Putin compares self to monarch, foreign fighters face death


BAKHMUT, Ukraine (AP) — Two British citizens and a Moroccan were sentenced to death Thursday for fighting on Ukraine’s side, in a punishment handed down by the country’s pro-Moscow rebels.

The proceedings against the three captured fighters were denounced by Ukraine and the West as a sham and a violation of the rules of war.

Meanwhile, Russian President Vladimir Putin appeared to liken himself to conquering monarch Peter the Great and spoke of his country’s need to “take back” territory and reinforce itself as the Kremlin’s forces continued a grinding war of attrition in eastern Ukraine.

A court in the self-proclaimed Donetsk People’s Republic in Ukraine found the three fighters guilty of seeking the violent overthrow of power, an offense punishable by death in the unrecognized eastern republic. The men were also convicted of mercenary activities and terrorism.

Russia’s state news agency RIA Novosti reported that the men — identified as Aiden Aslin, Shaun Pinner and Brahim Saadoun — will face a firing squad. They have a month to appeal.

The separatist side argued that the three were “mercenaries” not entitled to the usual protections accorded prisoners of war. The men are the first foreign fighters sentenced by Ukraine’s Russian-backed separatists.

Ukrainian Foreign Ministry spokesman Oleh Nikolenko condemned the proceedings as legally invalid, saying, “Such show trials put the interests of propaganda above the law and morality.” He said that all foreign citizens fighting as part of Ukraine’s armed forces should be considered Ukrainian military personnel and protected as such.
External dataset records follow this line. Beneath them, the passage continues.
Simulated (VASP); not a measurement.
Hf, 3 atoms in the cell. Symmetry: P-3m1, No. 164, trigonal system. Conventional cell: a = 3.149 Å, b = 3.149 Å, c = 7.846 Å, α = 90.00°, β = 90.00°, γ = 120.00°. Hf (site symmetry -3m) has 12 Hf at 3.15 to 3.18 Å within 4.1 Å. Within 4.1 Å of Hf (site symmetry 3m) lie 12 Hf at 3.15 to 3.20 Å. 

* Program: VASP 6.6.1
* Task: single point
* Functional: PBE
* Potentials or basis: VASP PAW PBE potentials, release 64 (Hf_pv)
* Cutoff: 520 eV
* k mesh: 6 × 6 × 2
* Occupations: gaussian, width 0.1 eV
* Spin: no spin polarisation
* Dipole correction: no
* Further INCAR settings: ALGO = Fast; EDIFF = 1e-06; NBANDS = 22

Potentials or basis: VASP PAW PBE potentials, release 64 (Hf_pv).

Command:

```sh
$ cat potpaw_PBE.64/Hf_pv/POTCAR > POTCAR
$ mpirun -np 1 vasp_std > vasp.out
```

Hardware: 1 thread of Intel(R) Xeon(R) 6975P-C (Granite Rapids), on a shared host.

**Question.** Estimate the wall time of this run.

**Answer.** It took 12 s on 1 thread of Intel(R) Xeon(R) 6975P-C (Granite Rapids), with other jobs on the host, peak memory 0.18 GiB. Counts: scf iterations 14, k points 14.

British Foreign Secretary Luz Truss pronounced the sentencing a “sham judgment with absolutely no legitimacy.” Prime Minister Boris Johnson’s spokesman Jamie Davies said that under the Geneva Conventions, POWs are entitled to immunity as combatants.

Saadoun’s father, Taher Saadoun, told the Moroccan online Arab-language newspaper Madar 21 that his son is not a mercenary and that he holds Ukrainian citizenship.

Aslin’s and Pinner’s families have said that the two men were long-serving members of the Ukrainian military. Both are said to have lived in Ukraine since 2018.

The three men fought alongside Ukrainian troops before Pinner and Aslin surrendered to pro-Russian forces in the southern port of Mariupol in mid-April and Saadoun was captured in mid-March in the eastern city of Volnovakha.

Another British fighter taken prisoner by the pro-Russian forces, Andrew Hill, is awaiting trial.

The Russian military has argued that foreign mercenaries fighting on Ukraine’s side are not combatants and should expect long prison terms, at best, if captured.

As the war raged in a key city in Ukraine’s Donbas region and other parts of the country, Russia’s president drew parallels between Peter the Great’s founding of St. Petersburg and modern-day Russia’s ambitions.

When Peter founded the new capital, “no European country recognized it as Russia. Everybody recognized it as Sweden,” Putin said. He added: “What was (Peter) doing? Taking back and reinforcing. That’s what he did. And it looks like it fell on us to take back and reinforce as well.”

Putin also appeared to leave the door open for further Russian territorial expansion.

“It’s impossible — Do you understand? — impossible to build a fence around a country like Russia. And we do not intend to build that fence,” the Russian leader said.

Russian forces continued to pound the eastern city of Sievierodonetsk in fierce, street-by-street combat that Ukrainian President Volodymyr Zelenskyy said could determine the fate of the Donbas, the country’s industrial heartland of coal mines and factories.

Moscow-backed separatists have been fighting Ukrainian troops for years in the Donbas and held swaths of territory before the invasion.

“Fierce battles continue in the city itself. Street battles are taking place with varied success in city blocks,” Serhiy Haidai, governor of Luhansk province. “The army of Ukraine is fighting for every street and house.”

Sievierodonetsk is part of the very last pocket of Luhansk that the Russians have yet to seize. The Donbas is made up of Luhansk and Donetsk provinces.

Defense Minister Oleksii Reznikov said in a Facebook post that up to 100 Ukrainian troops are being killed every day. “We as a country can’t afford to bleed, losing our best sons and daughters,” he said.

In other developments:

— Haidai said Russian forces are also targeting Lysychansk, the city that neighbors Sievierodonetsk, with “day and night shelling,” and are trying to storm a key road leading from Lysychansk to the southwest.

— Russian troops are trying to resume their offensive to completely capture the Zaporizhzhia region in Ukraine’s southeast, Ukrainian authorities said. Kyiv continues to hold the northern part of the region, including the city of Zaporizhzhia.

— Thirteen civilians were killed in Ukrainian shelling of the separatist-controlled city of Stakhanov in the Luhansk region, a pro-Russian separatist envoy said on social media. It was not immediately possible to verify the claim.

— Russia claimed it used missiles to strike a base west of the capital in the Zhytomyr region, where, it said, mercenaries were being trained. There was no immediate response from Ukrainian authorities.


Karmanau reported from Lviv, Ukraine.

A Ukrainian soldier stands in position during heavy fighting on the front line in Severodonetsk, the Luhansk region, Ukraine, Wednesday, June 8, 2022. (AP Photo/Oleksandr Ratushniak)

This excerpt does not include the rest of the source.